According to the Small Business Administration, businesses with 500 or fewer employees account for nearly half of the GDP, and more than half of all U.S. employment.  Small businesses surround us in almost every shape and form, but it is important to understand that the challenges they face are the same, if not greater than their larger competitors.  Small businesses tend to be run by their owners, who are also working face to face with customers, who have little time left to manage and strategize for the next phase of the business as larger firms do simply by committing personnel to those facets of the business. 

Over 95% of these small businesses are also run by people who come from within the industry, often worked their way up or started off on their own with no formal business training.

Check out highway billboards, read most magazines, and you can see that an educational movement is afoot, as workers hard hit by the recession are going back to school, getting retrained, and many of them starting their own businesses.  Not everyone can afford to go back to college or get an MBA though, and not everyone is looking for that specific experience.  The real world can be very different from the classroom, and for those of us who have given our all to our business, and to our community, we should welcome them with direction to a path of business sustainability and growth. 

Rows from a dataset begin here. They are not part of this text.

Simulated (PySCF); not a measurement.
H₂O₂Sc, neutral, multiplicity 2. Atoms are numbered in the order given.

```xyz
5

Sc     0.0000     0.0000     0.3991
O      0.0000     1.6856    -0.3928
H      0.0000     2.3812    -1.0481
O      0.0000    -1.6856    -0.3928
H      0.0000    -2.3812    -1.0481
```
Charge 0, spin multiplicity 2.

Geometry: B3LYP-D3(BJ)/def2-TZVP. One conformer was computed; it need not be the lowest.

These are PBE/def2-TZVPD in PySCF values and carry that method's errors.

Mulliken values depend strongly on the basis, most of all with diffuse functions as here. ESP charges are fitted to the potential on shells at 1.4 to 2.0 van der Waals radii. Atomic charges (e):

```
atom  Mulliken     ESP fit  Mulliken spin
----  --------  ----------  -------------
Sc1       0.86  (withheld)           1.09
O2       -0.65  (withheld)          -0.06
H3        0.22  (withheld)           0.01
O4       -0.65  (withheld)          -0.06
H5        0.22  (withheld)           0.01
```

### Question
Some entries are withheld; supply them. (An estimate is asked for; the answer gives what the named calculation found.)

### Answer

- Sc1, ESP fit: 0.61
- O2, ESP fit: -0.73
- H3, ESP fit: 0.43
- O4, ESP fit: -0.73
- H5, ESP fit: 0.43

One such free, locally-owned, and community-based exchange is Mountaintop University, which exists somewhere between the formal learning of the classroom, and the place most business people find themselves – wondering if they are on the right path, doing the right things, and whether or not they will achieve their goals. Mountaintop University has pulled together a group of local and nationally known Industry Experts that share their knowledge with the on-line community through blogs, podcasts and webinars.  These Industry Experts (they call Gurus), give freely of their insights and business practices and encourage on-line discussions, giving tips and techniques as that of an informal mentor.

The term GURU has a deeper meaning to the Mountaintop staff.  For their business model, it stands for: Give Understanding, Receive Understanding. A community sharing insights and best practices learn from each other and therefore build solid professional relationships.

The power of mentoring throughout history, as established professionals – as artists, craftsmen or captains of industry – connected with others in order to not only share what they know, but to continue learning too.  We already feel a responsibility toward giving back to our community in meaningful ways, even in the hardest of economic times, but where is that same impulse when it comes to sharing best practices in business?

The path to clarity is not an easy one, and finding the right insight from a trusted coach, mentor, or guru shouldn’t be an additional challenge for business owners.